Thursday, November 8, 2012: 3:00 PM-4:30 PM
International C (Sheraton Baltimore City Center Hotel)
*Names in bold indicate Presenter
Organizers: Allison Atteberry, University of Virginia
Moderators: Jonah Rockoff, Columbia University and Eric Taylor, Stanford University
Chairs: Richard Murnane, Harvard University
Teachers vary widely in their ability to improve student achievement and the difference between effective and ineffective teachers have substantial effects, not only on standardized tests outcomes, but on later life outcomes (Chetty, Friedman, & Rockoff, 2011). As a result, educational practitioners, policymakers and researchers are searching for and experimenting with ways to improve the quality of teaching. Some of these efforts focus on teacher recruitment, under the belief that teachers with attributes observable at hiring may ultimately make better teachers. Some evidence supports this proposition, although most research uses blunt measures of teacher attributes and fails to identify attributes that meaningfully predict later effectiveness in the classroom. Others attempt to identify mentoring or professional development interventions that improve the knowledge and skills of the existing teaching labor force. Here again, some notable successes demonstrate the potential for improvement (Taylor & Tyler, 2011; Yoon, 2007), but most interventions appear to have little if any effect on teacher ability in the classroom.
The general lack of understanding of the attributes, skills or behaviors of teachers that contribute to their effectiveness or of the factors that facilitate their improvement stands in contrast to what has become a stylized fact that, on average, teachers meaningfully improve during the first three to six years of their careers. What occurs during this period that makes teachers more become effective? Could teachers learn these lessons prior to entering teaching so that they are more effective in their initial teaching or could they learn the skills more quickly once they enter the classroom? The timing of their improvement could have meaningful implications for students especially given the high proportion of teachers who only teach for a few years.

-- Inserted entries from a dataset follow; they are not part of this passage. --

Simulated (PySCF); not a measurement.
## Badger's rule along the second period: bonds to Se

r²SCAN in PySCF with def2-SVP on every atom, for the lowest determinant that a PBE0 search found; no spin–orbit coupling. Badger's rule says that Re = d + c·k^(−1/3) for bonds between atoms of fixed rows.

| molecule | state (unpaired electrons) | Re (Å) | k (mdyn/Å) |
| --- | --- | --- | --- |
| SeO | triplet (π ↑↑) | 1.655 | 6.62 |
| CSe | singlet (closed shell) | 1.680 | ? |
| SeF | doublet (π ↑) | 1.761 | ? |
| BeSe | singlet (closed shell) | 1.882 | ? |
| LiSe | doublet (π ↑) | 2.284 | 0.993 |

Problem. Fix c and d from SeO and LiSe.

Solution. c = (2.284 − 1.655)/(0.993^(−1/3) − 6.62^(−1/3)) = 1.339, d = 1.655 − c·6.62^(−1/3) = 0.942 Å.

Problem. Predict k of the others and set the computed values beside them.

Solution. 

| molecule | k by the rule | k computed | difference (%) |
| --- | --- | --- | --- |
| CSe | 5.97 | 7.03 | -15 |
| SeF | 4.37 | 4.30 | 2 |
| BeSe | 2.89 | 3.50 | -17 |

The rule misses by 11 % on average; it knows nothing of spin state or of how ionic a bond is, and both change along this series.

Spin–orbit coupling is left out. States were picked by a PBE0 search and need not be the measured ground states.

A variety of factors may affect teachers’ returns to experience, especially in the first five to ten years. These include their ability to learn, the extent to which teachers develop relevant skills prior to entering the classroom, the opportunities they have to learn, and the quality of the environment in which they find themselves first exercising their practice and learning “on the job.” The four papers in this session directly investigate these important aspects of teacher development. Atteberry et al and Kraft and Papay focus on better understanding the general returns to teaching experience as a way of improving the quality of teaching. Bastian et al. examine the returns to experience for science teachers. Goldhaber et al. examine the effectiveness of teacher preparation programs to better understand the differential abilities of teachers at entry to the profession. Together, the papers provide insight into the factors that naturally shape the quality of the teacher workforce, and lessons learned provide guidance for policy and future efforts to improve the overall distribution of teacher quality.